The court imposed a Rs 1 lakh cost on the petitioner for “deliberate suppression” of material facts.
Bombay High Court Dismisses Pleas Against WeWork India IPO, Fines Petitioner Rs 1 Lakh
Last Updated:December 02, 2025, 10:21 IST
The court imposed a Rs 1 lakh cost on the petitioner for “deliberate suppression” of material facts.
The Bombay High Court dismissed two writ petitions seeking to halt or amend WeWork India Management Pvt. Ltd.’s initial public offering (IPO), ruling that allegations of misleading disclosures were “without merit" and affirming that the Securities and Exchange Board of India (SEBI) acted lawfully in approving the issue.
A Division Bench of Justices R.I. Chagla and Farhan P. Dubash upheld SEBI’s scrutiny of the IPO documents, noting, “We are satisfied that SEBI has exercised due care and caution and complied with the legal requirements, including those prescribed under the ICDR Regulations, in connection with the WeWork India IPO."
The court added that judicial intervention in SEBI’s actions should be limited, saying, “Courts should be slow from substituting its own wisdom in place of the actions of SEBI."
The court also imposed a Rs 1 lakh cost on petitioner Vinay Bansal for “deliberate suppression" of material facts.
Petitioners Alleged Incomplete And Misleading Disclosures
The petitions, filed by Hemant Kulshrestha and Vinay Bansal, accused WeWork India of failing to disclose serious criminal proceedings against its promoters and risks tied to its brand licence in the Draft Red Herring Prospectus (DRHP) and Red Herring Prospectus (RHP). They argued that SEBI failed to act on their complaints.
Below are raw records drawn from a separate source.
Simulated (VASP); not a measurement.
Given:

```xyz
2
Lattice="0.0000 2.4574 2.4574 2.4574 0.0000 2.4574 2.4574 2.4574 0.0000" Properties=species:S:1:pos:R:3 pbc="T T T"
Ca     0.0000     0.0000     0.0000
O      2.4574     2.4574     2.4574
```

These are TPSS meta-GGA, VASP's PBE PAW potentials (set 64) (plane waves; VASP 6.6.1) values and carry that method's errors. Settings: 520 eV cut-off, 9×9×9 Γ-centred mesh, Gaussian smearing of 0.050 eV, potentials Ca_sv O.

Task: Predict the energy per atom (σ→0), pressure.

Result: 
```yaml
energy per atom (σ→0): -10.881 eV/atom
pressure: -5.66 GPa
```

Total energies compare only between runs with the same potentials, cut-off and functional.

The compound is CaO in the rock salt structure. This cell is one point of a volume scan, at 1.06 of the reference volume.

Senior Advocates Venkatesh Dhond and Amit Desai, representing the petitioners, contended that chargesheets filed by the CBI and the Enforcement Directorate (ED)- including offences under Sections 409 and 477A of the IPC and provisions of the Prevention of Corruption Act- were not adequately reflected in the disclosures.
The counsel argued that WeWork India should never have been allowed to launch an IPO given its losses in FY22, FY23 and FY24 and a negative net worth of Rs 437.50 crore as of March 31, 2024.
SEBI And WeWork India Defend IPO Process
Appearing for SEBI, Senior Advocate Shiraz Rustomjee countered that it is the Lead Managers’ primary obligation to ensure accuracy of disclosures and that SEBI had thoroughly reviewed the documents. He cited SEBI’s 17-page letter dated July 8, 2025, which required several modifications that were incorporated into the final RHP.
Senior Advocate Darius Khambata, representing WeWork India, argued that promoters were not exiting but merely reducing shareholding to comply with listing norms. He said the RHP fully disclosed all complaints and responses, which were available for public inspection.
What Bombay High Court Said
Rejecting the petitioners’ claims, the Bench noted that both the CBI and ED chargesheets were indeed disclosed in the offer documents. It further held that the IPO met Regulation 6(2) of ICDR Regulations, which allows issuers to proceed with book-built issues with 75% allocation to Qualified Institutional Buyers, even if profitability criteria are not met.
“There is no infirmity on the part of SEBI in permitting WeWork India to make this IPO," the court said.
The WeWork India IPO, which opened on October 1 and closed on October 7, had already raised Rs 1,348 crore from major institutional investors including ICICI Prudential Mutual Fund, HDFC Mutual Fund, Goldman Sachs and Allianz Global Investors.